DWI: Mandatory jail for a first offense?
Posted on Jan 10, 2010 12:00am PST
Governor Richardson recently let it be known that he'll seek to change existing law to make those convicted of DWI, driving while under the influence (first offense), face mandatory jail time. Here's my two cents:
First of all, prior to seeking such a severe penalty for a simple first offense, our legislature should focus on defining driving. Like I blogged about several months ago, New Mexico needs to define "driving" better in order to prosecute the offenders it is trying to target. Under our current law, you are considered driving for the purposes of our DWI statute if you have your keys near the ignition of your car and you are in the driver's seat. This is true if the car works or not, if you are asleep or not, and even if you sought to use your car as a tent to avoid driving while too intoxicated. I don't know what you all think, but I think I know what driving is, and sleeping in your car should never be considered driving. I can recount horror story after horror story about this issue, but will just recount one case: I represented a Mexican national (a single father) in a pro bono case that was charged with DWI. He walked fifteen steps outside of his studio apartment door and turned on the radio in his van to listen to a soccer game and drink a cold one. The neighbors called the cops, reporting of a suspicious person in a van. The client was arrested for DWI. Why was he listening to his radio in his van? His daughter had school the next morning and he didn't want to be too loud. Sad isn't it? Back to today's topic...

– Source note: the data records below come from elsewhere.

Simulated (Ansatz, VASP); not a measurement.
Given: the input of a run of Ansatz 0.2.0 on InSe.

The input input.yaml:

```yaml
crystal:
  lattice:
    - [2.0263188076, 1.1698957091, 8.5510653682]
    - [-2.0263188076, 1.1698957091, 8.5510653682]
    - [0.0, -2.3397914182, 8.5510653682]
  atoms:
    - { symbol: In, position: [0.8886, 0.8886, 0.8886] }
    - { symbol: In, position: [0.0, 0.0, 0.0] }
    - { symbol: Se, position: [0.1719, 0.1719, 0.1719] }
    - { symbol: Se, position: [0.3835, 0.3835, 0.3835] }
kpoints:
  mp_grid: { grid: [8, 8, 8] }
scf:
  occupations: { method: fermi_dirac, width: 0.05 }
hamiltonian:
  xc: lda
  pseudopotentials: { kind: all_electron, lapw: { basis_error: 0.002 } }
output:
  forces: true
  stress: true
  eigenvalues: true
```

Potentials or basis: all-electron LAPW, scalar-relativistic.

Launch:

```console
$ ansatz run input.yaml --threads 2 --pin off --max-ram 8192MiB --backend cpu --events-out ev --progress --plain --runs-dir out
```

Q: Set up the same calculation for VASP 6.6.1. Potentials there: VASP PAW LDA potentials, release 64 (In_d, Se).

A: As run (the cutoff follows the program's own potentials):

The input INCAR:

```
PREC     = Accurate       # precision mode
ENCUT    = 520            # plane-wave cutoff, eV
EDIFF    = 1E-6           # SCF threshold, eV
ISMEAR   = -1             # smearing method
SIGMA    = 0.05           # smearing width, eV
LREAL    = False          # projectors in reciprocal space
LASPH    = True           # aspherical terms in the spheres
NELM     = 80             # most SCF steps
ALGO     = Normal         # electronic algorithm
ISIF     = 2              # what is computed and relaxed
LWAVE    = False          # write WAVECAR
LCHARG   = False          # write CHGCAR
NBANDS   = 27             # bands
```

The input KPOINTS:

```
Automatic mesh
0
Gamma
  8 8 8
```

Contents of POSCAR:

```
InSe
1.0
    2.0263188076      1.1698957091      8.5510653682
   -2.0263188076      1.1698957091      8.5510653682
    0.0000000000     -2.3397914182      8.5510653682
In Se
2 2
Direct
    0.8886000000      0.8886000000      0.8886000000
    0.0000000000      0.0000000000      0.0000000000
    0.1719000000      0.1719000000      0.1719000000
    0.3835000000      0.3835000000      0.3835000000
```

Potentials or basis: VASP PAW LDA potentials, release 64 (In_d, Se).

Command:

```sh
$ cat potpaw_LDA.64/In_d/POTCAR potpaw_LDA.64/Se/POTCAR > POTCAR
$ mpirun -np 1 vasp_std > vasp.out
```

Secondly, studies generally show that an increase in penalties does not decrease the occurrences of a crime. The exception being if the crime carries a drastically different punishment. That's not what we are looking at in the case at hand.
Next, I'd just like to point out that we are, after all, dealing with jail overcrowding, huge budget shortfalls, and a slumping economy. Do we really want to put people in jail that don't necessarily need to be there? Come on now. We have dangerous felony convicts that are out of jail with an ankle bracelet because they qualify to be out of jail. In order to qualify to be out of jail on an ankle bracelet, generally speaking, you need to be sentenced to more than a thirty-day jail sentence. So, should the measure pass, people who should be in jail will be out of jail, making room (I don't mean "room" literally) for people who don't need to be in jail to be guaranteed to go to jail. Wow.
Lastly, it would be demoralizing to our judiciary and intrusive concerning their functions. It is the judiciary's job to determine what a fair sentence should be in any given case. I've had several cases where judges have had to make both easy and tough decisions regarding what the appropriate sentence should be in a DWI case. The last thing I'd want to happen would be to devalue the importance of sentencing. I appreciate the process of informing the court of what I feel that a fair sentence should be and then watching the judge impose sentence after taking into account all the information it is supplied with. Who is better to gauge the appropriate sentence, a legislator that makes law, or a judge that sees criminal defendants daily and has been able to study the results of similarly situated defendants? I'd say a judge.